For anyone who held out hope that the Alliance of American Football’s “suspension of operations” earlier this month didn’t mean the league had folded, well, that hope is gone.
It passed away on Wednesday surrounded by friends, family, lawyers and creditors.
An official release from what is left of the AAF delivered the solemn news:
“We are deeply disappointed to be taking this action. The AAF was created to be a dynamic, developmental professional football league powered by an unprecedented alliance between players, fans and the game. The AAF strove to create new opportunities for talented players, coaches, executives and officials while providing an exciting experience for fans. We are proud of the fact that our teams and players delivered on that goal.
“We thank our players, coaches and employees for their commitment to the game of football and to this venture. Our fans believed in the AAF from the beginning, and we thank them for their support. We are hopeful that our players, coaches and others will find opportunities to pursue their football dreams in the future.
“The AAF is committed to ensuring that our bankruptcy proceeds in an efficient and orderly manner. Pursuant to the bankruptcy laws, a trustee will be empowered to resolve all matters related to the AAF’s remaining assets and liabilities, including ongoing matters related to player contracts.”
I think most of use realized it was already gone, but filing for bankruptcy now means all future Alliance games will be played in court, and it’ll be a no-win situation for the latest spring gridiron upstart to flame out.
What a mess.
When the league had its rollout last year I bragged about what a first-class operation it seemed to be and how co-founders Charlie Ebersol and Bill Polian were saying and doing all the right things.
They told us there was enough funding to ensure three seasons without another dime coming in and I believed them because, apparently, I still have a blind spot when it comes to my own gullibility.
Instead, this league was on shaky ground from the get-go and never had much of a chance.
Carolina Hurricanes owner Tom Dundon was brought in to effectively take over the league early in the season (reportedly pledging $250 million), and Ebersol insisted it was an investment, not a bailout.
I bought it, and that was stupid on my part.
When there are reports that a league needs an infusion of cash to survive, those reports usually have some substance.
Knowing what we know now, had Dundon not come aboard it would’ve likely died after a couple of weeks instead of eight (it closed shop with two weeks of the regular season remaining).
And then when Dundon couldn’t work out a deal with the NFL to make the AAF its official developmental league, he pulled the plug before more of his money went down the drain.
In the bankruptcy filings (first reported by Front Office Sports), we learn that the league claims assets of $11.3 million and liabilities totaling $48.3 million.
On the bright side, the league still has $536,160.68 in cash.
(Just kidding … there is no bright side. This is a disaster).
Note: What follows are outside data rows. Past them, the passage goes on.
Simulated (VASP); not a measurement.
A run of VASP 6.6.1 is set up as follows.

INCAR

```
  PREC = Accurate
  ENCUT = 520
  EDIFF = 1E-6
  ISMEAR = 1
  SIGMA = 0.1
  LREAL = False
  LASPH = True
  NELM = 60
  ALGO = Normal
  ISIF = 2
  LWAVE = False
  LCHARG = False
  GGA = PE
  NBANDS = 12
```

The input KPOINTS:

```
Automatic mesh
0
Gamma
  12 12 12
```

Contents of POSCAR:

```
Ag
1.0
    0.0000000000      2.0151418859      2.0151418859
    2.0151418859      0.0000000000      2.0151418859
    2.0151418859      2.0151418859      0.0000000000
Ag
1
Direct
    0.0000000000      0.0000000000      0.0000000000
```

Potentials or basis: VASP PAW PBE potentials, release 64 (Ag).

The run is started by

Throw in the fact that former employees and some players have filed lawsuits against league officials (the word “fraud” seems to come up a lot) and you’re left with an organization that will ultimately be remembered for failing its workers, partners and fans.
The NFL has already signed several former AAF players, which is great. And hopefully soon the Canadian Football League will be able to do the same.
The Alliance of American Football was a second chance circuit, and in that respect it served its purpose for those who are moving on and moving up.
But in the annals of professional sports, it’ll go down as just another league destined to die young.